Five months traveling and three workshops, without the opportunity to restock, means a fair amount of paint, brushes and paper must be carried. I like to get as much done as possible in the workshops, so we usually complete 2-3 small paintings each day. At that pace the workshops alone will use up around 40 quarter sheets. Fortunately I only use a few colors (Indian Yellow/ Quinacridone Gold, Permanent Alizarin Crimson, Burnt Sienna, French Ultramarine Blue and Phthalo Blue) Half a dozen tubes of each of these plus a handful of other less used colors, Ink, Gesso, Gouache, a pile of brushes and pencils and things soon start to look like a mobile art supply store.

painting materials

Watercolors, Gouache, Acrylics, Gesso, Ink, Lightweight Easel, Folding Palette, Pastel Pencils, Black and White Charcoal Pencils, Derwent Inktense Pencils, One stroke Brushes, Liner Brushes, Hake Brushes, Old Bristle Brushes, Water Container and Towel

arches paper

Fifty sheets of Arches 300gsm cold pressed paper – cut, soaked, flattened and drying on the studio floor.

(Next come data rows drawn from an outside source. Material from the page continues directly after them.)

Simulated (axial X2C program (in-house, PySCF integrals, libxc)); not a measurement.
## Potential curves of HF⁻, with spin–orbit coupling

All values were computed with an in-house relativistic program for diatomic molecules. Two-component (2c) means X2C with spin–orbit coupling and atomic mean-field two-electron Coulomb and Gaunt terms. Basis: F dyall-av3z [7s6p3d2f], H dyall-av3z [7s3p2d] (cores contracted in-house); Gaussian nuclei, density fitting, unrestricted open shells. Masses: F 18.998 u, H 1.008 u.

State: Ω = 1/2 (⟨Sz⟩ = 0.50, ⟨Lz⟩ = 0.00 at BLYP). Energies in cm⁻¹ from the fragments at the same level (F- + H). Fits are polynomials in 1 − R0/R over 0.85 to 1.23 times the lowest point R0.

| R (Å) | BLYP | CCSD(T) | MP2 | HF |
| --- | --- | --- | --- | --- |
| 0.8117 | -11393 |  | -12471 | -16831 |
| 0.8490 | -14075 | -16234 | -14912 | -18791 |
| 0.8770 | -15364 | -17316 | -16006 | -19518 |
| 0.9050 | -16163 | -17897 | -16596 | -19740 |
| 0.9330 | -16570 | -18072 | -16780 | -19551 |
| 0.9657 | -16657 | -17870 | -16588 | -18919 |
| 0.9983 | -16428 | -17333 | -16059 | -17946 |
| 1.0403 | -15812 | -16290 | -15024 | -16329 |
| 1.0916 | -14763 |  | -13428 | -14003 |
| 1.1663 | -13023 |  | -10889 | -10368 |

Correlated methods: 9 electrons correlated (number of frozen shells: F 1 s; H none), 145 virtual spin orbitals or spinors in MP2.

Paper stored for traveling

Transporting watercolor paper over corrugated dirt roads can have disastrous results. Constant vibrations wear through the top surface of the sheets making them useless. Clamping the paper between two sheets of core board stops them moving against one another.

Finished paintings are clamped in the same way to keep them from damage.


For people attending workshops, here is a list of materials I use most of the time and the brands I prefer.


  • *Ultramarine Blue (Art Spectrum )
  • *Phthalo Blue ( Art Spectrum )
  • *Alizarin Crimson (W & N or Rowney)
  • Burnt Sienna (Rowney or Art Spectrum )
  • *Indian Yellow ( Rowney is the only real transparent one capable of mixing rich darks)       or
  • *Quinacridone Gold (Windsor & Newton) This is more permanent than Indian Yellow but a little less intense
  • *White Gouache
  • Small container of Gesso

Used less frequently : Cobalt Blue, Indigo, Rose Madder

*These are the most important colours.


  • Burnt Siena pigmant ink (Art Spectrum)
  • Plain dip in pen and nib


  • 1 inch flat Taklon (One Stroke)
  • 1/4 inch flat Taklon (One Stroke)
  • #2 Taklon liner

Neef are a good brand of taklon brush

  • An old 1/2” bristle house painting brush is also a handy thing to have.
  • 2” or 3” Hake brush or wide soft goat hair brush


Handy for adjusting the amount of water in your brush.


The best palette is one with a fair amount of room for mixing and a slopingside on the paint wells. This allows dirty paint to run to the bottom of thewell keeping the fresh paint reasonably clean. For traveling, a small folding palette is best


A mixture of hard and soft pastels, Schwan Stabillo, or conte, pastel pencils and charcoal pencils.



I prefer Arches paper, but also like Saunders rough and Cottman (a cheap, heavily sized paper) for quick water colour sketches and demos

3 thoughts on “PAINTING MATERIAL

  1. Hi John,
    I’m a beginner much taken with your style painting, which i’d like to pursue. I’ve sent for your DVD and book but having a bit of problem locating Art Spectrum items listed above . Do you know where they might be available in U.S.? Do you plan another painting class in Italy and any details?

    Thanks for your reply,
    Ed Artiano

    • Hi Ed,
      Hi Ed,
      Thanks for your comments.
      This is the Art Spectrum distributer in the USA & CANADA:
      Armadillo Art & Craft
      125 Stryker Lane
      Building 29, Units 5-8
      Hillsborough, NJ 08844
      P.O. Box A
      Belle Mead, NJ 08502
      Phone: + 1 908 874 3315
      Fax: + 1 908 874 5433

      I have seen their products available online in the US but can’t remember where?
      The distributors should be able to help.
      My next European workshop will be in France late September 2011. I have no Italian workshops penciled in at this stage but, no doubt, will be doing more sometime in the future. The details of the French workshop will be posted here and on my website as soon as everything is finalized.